Sunday, May 01, 2022

 USA

OPINION

Change in labor rights is brewing

by Lindsey Spencer
May 1, 2022

Dec. 9, 2021 marked a historic day for union organizers, labor activists and caffeine enjoyers everywhere in the United States, as workers at a Starbucks location in Buffalo, N.Y., were successful in their vote to unionize. With more than 8,000 locations of the well-established chain throughout the country, this vote created a domino effect, and dozens of different locations have voted or made strides to establish unions, from Arizona to our very own Ann Arbor.

Most of the recent unionization efforts by Starbucks employees come from similar workplace circumstances and share common goals as a newfound collective unit. In the past two years, there have been significant jumps in the turnover rate in the foodservice industry with no positive changes in hiring rates. Employees of chains such as Starbucks have been consistently mistreated by their employers and customers alike, from aggressive behavior over the requirement of masks in stores to a lack of response from Starbucks’s headquarters to workers’ requests for help. With this in mind, the recent push toward unionization is well within reason.

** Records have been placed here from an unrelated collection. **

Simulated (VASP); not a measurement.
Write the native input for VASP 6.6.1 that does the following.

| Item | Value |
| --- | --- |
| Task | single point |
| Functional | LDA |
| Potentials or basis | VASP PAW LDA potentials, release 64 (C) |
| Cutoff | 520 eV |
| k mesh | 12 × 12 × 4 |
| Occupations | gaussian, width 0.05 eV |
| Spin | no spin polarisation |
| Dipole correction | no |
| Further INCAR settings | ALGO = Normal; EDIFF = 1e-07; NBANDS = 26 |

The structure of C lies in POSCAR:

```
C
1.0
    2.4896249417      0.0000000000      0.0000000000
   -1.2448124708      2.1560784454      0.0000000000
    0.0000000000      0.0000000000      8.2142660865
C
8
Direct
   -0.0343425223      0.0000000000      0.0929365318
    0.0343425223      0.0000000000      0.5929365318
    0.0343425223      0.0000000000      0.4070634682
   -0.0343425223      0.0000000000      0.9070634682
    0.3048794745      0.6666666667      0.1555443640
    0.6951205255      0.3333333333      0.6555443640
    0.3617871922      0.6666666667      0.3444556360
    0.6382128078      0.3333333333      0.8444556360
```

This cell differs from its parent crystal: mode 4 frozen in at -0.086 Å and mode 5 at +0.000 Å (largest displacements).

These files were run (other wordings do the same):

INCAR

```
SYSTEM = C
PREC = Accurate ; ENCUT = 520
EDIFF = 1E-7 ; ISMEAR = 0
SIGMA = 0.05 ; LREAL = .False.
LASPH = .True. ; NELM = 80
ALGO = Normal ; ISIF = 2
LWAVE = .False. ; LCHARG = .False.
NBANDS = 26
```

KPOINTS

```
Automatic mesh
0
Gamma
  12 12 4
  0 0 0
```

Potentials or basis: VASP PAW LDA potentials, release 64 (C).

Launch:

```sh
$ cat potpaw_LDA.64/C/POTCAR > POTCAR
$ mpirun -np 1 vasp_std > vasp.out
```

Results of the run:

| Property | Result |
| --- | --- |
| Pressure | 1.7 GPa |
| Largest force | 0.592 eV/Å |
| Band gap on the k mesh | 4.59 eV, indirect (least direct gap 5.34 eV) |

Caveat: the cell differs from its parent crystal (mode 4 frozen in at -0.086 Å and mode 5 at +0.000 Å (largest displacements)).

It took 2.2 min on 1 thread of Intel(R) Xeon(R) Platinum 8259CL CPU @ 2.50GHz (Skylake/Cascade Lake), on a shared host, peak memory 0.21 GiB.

Starbucks employees are not the only ones fed up with the maltreatment they face under their company management. Similarly, in early April, an Amazon warehouse voted to establish a labor union at their location on Staten Island, N.Y. After multiple failed attempts to unionize the Bessemer, Ala., location, this New York-based warehouse is the first successful effort to form a union at an Amazon warehouse in the United States.

The fight for this Amazon union began in 2020, when former Staten Island employee and current union co-founder Chris Smalls staged a walkout against the unjust working conditions at Amazon’s Staten Island warehouse. That day, Smalls was fired and told he was neither “smart” nor “articulate” by a powerful corporate lawyer employed by Amazon headquarters. Quickly afterward, Smalls began to organize, hosting barbecues and bonfires, rallying warehouse workers together and successfully making a dent in the “Goliath” that is Amazon with the historic Amazon Labor Union.

Former Amazon CEO and founder Jeff Bezos’s net worth, as of 2022, is $171 billion. Howard Schultz, founder and interim CEO of Starbucks, is currently worth $3.7 billion. On the other hand, the federal minimum wage in the U.S. is $7.25. This raises the question, why do the bosses continue to profit in such substantial numbers when workers are barely scraping by? The solution to this ethical dilemma is simple: unionization.

The National Labor Board was created by President Franklin Roosevelt in 1933. It was a federal agency dedicated to consulting with union-organizing efforts and solving labor disputes. Weak and ineffective, the board expired, and in 1935, the National Labor Relations Act established the National Labor Relations Board. Rather than mediating labor debates, it would focus on enforcing the rights of laborers. Along with the institution of the “new” NLRB, Section 7 of the Act gave workers the right to both form and join labor organizations, and the right to collectively bargain with their employers for their own well-being, as well as restricting company interference in these processes. With the Act, the right to unionization in the U.S. was born.

Unions have been the historical path toward solutions to labor disputes throughout the nation. From the American Revolution to today, collective action by laborers has been successful in making changes in various sectors of employment, including trade, artisanship and industry. The most famous of union federations is the AFL-CIO, which today represents 12.5 million workers in the United States of various labor unions. Labor organizations such as this share the same objectives: provide equal opportunity, safe conditions and sustainable benefits for all workers everywhere.

So, why is the establishment of unions by Starbucks and Amazon employees so revolutionary? Increasingly common successful unionizations in large corporations like these throughout the nation signify a change in the long-standing fight for labor rights. With hundreds of thousands of employees between them, these two corporations have intense influence over the labor market, the economy and our social lives. The success of these unions shows that change to the power of these gargantuan corporations is possible, and entirely necessary.

Another example of this phenomenon is the Alphabet Workers Union, a union of Google workers that launched in early 2021. Google is a super-power of a corporation, employing hundreds of thousands and worth over a trillion dollars, and this union has been successful in undercutting some of their positional prowess. Organizers have won back promised bonuses for employees, and protected the rights of marginalized staffers. Unionized efforts established under the eye of powerhouses of the market have been successful, and pushes by these new collectives will more than likely have the same, if not greater, social and political impact.

Joining together as workers to protect our rights is essential in our modern society. Unions allow laborers to voice their complaints and concerns, and to protect themselves in an age where profit is oftentimes held to a greater value than personhood. The successes at Starbucks locations across the country and the recent win on Staten Island for Amazon employees are indicative of a change in the tide for labor rights, showing workers everywhere that collective action is possible at any level, from a local restaurant to a multi-billion dollar tech company.

Change in labor rights is attainable, and it’s happening right now whether companies like it or not. Recent triumphs in union organizing efforts in the United States should be important to you both as a consumer and as an individual — the success of workers in having their voices heard is a success for each and every one of us.